They chant his name in Chicago when he takes the mound. He is a new cult hero, the portly savior of a special White Sox season. The fans love the...
CHICAGO — They chant his name in Chicago when he takes the mound. He is a new cult hero, the portly savior of a special White Sox season.
The fans love the fact he looks like them, a Regular Joe in a disheveled baseball uniform. What they love even more is the 100 mph fastball blowing past hitters.
What they loved most was the 100 mph fastball blowing past Red Sox hitters, two excruciating innings worth of crucial outs to nail down Game 2 of the American League Division Series.
He has a right arm from the heavens, the steely eyed composure of a veteran closer and now an unlimited future in the major leagues.
Bobby Jenks, all 270 pounds of him, all 24 years of him, has changed the story line heading into tonight’s opener of the AL Championship Series.
Who knew it was going to be a feel-good tale of redemption? This looked, for the longest time, like another tear-jerker about talent squandered, a tragedy in the making about a reckless kid from Idaho who couldn’t grow up, who would drink and carouse himself right out of baseball.
He had landed in the Seattle area in 1999, a high-school dropout rescued by Mark Potoshnik of the Northwest Baseball Academy in Lynnwood. Potoshnik had merely wanted an arm for his summer-league team, the Seattle Bombers, but he ended up as a mentor to a kid who had been living with his family in a log cabin in Spirit Lake, Idaho.
To help save his draft eligibility, Potoshnik took Jenks into his home and enrolled him in Inglemoor High School in Bothell, where he graduated in 2000 but never played baseball. In fact, Jenks barely had a high-school baseball career, having been academically ineligible for three of his four years.
But he had that golden arm — “far and away, the most talented individual I’ve ever been around, in terms of arm strength,” said Potoshnik.
“Everyone who saw him back when he was younger, it was never a matter of ability. It was whether he was going to be healthy. And, with his background, is he going to be able to overcome some things and learn how the rest of society works, and be able to flourish in that environment.”

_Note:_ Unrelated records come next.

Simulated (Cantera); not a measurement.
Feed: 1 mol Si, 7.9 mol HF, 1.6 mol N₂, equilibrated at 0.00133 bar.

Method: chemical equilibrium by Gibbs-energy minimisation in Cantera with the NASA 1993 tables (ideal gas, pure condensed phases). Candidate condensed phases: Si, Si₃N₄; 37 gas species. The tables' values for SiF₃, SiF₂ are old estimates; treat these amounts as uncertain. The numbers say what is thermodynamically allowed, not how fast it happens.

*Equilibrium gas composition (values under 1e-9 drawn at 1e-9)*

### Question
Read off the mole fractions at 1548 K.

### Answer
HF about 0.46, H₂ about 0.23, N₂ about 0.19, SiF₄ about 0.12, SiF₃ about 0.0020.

For a long while, the answer was no — an emphatic no at that.
Potoshnik set up scouting showcases. The story of Jenks’ first workout for 30 scouts has become the stuff of legend, his first pitch sailing 6 feet over the catcher’s head and nearly decapitating the San Diego Padres’ scout.
“Guys were diving all over the place,” said Potoshnik.
The Angels took Jenks in the fifth round, and it didn’t take long for word to get around the minors about the electric arm that reached 102 on the speed guns.
But it was also getting out what a load this kid was — and the world found out in 2003 through an amazing article in ESPN the Magazine that painted a sordid picture of binge drinking and reckless behavior.
The article told of Jenks getting suspended from the Angels’ Class AA team for repeatedly bringing beer on the bus. It told of how, “in a drunken stupor, he took a lighter and burned the backside of his pitching hand, opening a wound the size of a silver dollar. He then torched his left hand and the underside of both forearms — before passing out.”
It told how he would refer to his agent, Matt Soshnick, as D.J. — short for Dirty Jew (Jenks has denied this). Soshnick, now one of four former agents of Jenks, told the magazine:
“Imagine being in the top five in the world at what you do, and your demons are so terrible that your ability is dwarfed. That’s Bobby Jenks. The worst thing that could happen is if he gets to the big leagues. If he gets to the big leagues, he’ll free fall. He can’t handle success.”
For a long while, the demons seemed to be winning. Jenks was demoted to Class A, sidelined last year with a serious elbow injury and eventually taken off the Angels’ roster last winter. The White Sox, who saw the electric fastball and figured they could work with the attitude, claimed him for $20,000.
Meanwhile, Jenks was seeing the light. He married Adele, a Seattle-area woman whom he met at Dick’s Drive-In. They now have two young kids, Cuma and Nolan.
“That would settle anyone down,” he said yesterday before the White Sox’s workout. “Knowing when I come home, even if I had a bad game, my daughter and son will still come over and give me a big hug.”
The tales of excess and debauchery are in the past, he insisted.
“I don’t think I did anything out of character from what any other 21-year-old would have done,” he said. “Being a young kid and doing some things, I mean, everyone’s gone through it. I was just under a bigger magnifying glass.
“I didn’t go through the college scene at all. So everything I did would have been my college years early on.”
The White Sox say they haven’t seen any signs of the tormented Jenks, only an attentive pitcher who follows the rules and ends the rallies. The arm has fully healed, and since coming up from the minors in July, he has emerged as the essential closer to replace faltering Dustin Hermanson.
“There’s never been a smudge on his slate, as far as I’m concerned,” pitching coach Don Cooper said. “I don’t judge anybody until we get him. He’s been great. There hasn’t even been a question. Anything in the past is simply that: the past.”
Back in Seattle, where Jenks now makes his home full-time, Potoshnik watches the transformation with pride.
“I never lost faith in him, just because I’ve known Bobby so long,” he said. “He generally is a nice guy. My kids just love him to death. He’s just not worldly. From where he’s come from to where he is is phenomenal.”